WASHINGTON — Hangzhou Zhongce Rubber Co. Ltd., the Chinese manufacturer of 450,000 tires subject to recall in the U.S., said its tires meet or exceed U.S. standards, according to information it gave National Highway Traffic Safety Administration staff.
The company said it told NHTSA at a July 11 meeting that it will provide any information the agency needs to independently confirm the safety and reliability of the tires. After that review, if a recall is appropriate, the company said it "will take all necessary action to ensure a recall is completed successfully and expeditiously."
The tire maker´s action and statement comes a few days before New Jersey importer Foreign Tire Sales Inc. begins a recall campaign. On July 16, the firm will begin running ads in "USA Today" and send out press releases and videos to all national markets, as well as letters to individual consumers, notifying the public of the recall.

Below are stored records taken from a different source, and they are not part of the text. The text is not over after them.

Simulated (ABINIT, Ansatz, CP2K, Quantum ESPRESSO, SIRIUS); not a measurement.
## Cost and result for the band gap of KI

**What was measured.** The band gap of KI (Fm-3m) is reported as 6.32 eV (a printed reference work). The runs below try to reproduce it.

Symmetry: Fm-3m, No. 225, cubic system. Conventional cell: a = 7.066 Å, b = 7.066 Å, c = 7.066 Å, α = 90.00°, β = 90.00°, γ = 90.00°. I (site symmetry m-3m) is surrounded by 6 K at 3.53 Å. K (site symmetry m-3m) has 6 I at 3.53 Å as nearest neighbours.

The Union, N.J.-based importer reported to NHTSA in June potential defects in the light truck tires. The company said the tires were made without gum strips or with insufficient gum strips between the belts to prevent belt separation.
In a Chinese-language letter on its Web site, Hangzhou Zhongce said it is in a "business dispute" with FTS, and after the importer sued the Chinese company, it contacted NHTSA about alleged quality defects in the tires.
"So we believe this is merely a commercial overhype initiated by FTS for the lawsuit purpose. Meanwhile, we will keep the right to claim compensation for the loss that FTS has brought to us," the company said.
Hangzhou Zhongce said it did not find the defect claimed by FTS. "We are certain about the reliability and quality of our products," the firm said.
A lawsuit is pending in Philadelphia circuit court against Hangzhou, FTS, General Motors Corp. and other plaintiffs regarding an August 2006 rollover crash allegedly caused by a Hangzhou tire that suffered belt and tread separation. Two men died in the accident, and a third suffered permanent brain damage.
FTS subsequently sued Hangzhou in New Jersey federal district court for unspecified damages and a court injunction against importation of Hangzhou tires.
The latest court case was filed June 27, also in the New Jersey court. Jeffrey Killino, the lead plaintiffs´ attorney in the Philadelphia accident case, seeks certification of a class action against Hangzhou, FTS and other importers.
Among other things, the plaintiffs in the pending class seek compensatory and punitive damages, attorneys´ fees and court costs, and a court order for the immediate removal of potentially harmful tires from the U.S. market.
The issue also has sparked political action in the U.S. Congress.
The Senate Commerce Committee plans a July 18 hearing on federal oversight for imports of Chinese tires and other products. NHTSA Administrator Nicole Nason is among those scheduled to testify.
The House Energy and Commerce Committee probably will follow suit in September, according to Sean Kane, president of Safety Research & Strategies Inc., a Rehoboth, Mass.-based vehicle safety consulting group with close ties to plaintiffs´ attorneys.
Kane said he expects the issue of liability insurance coverage for product importers to be prominent at the July 18 hearing. "There´s going to be a big push in Congress toward closing the loophole on importers bringing products to this country without adequate bonding or insurance," he predicted.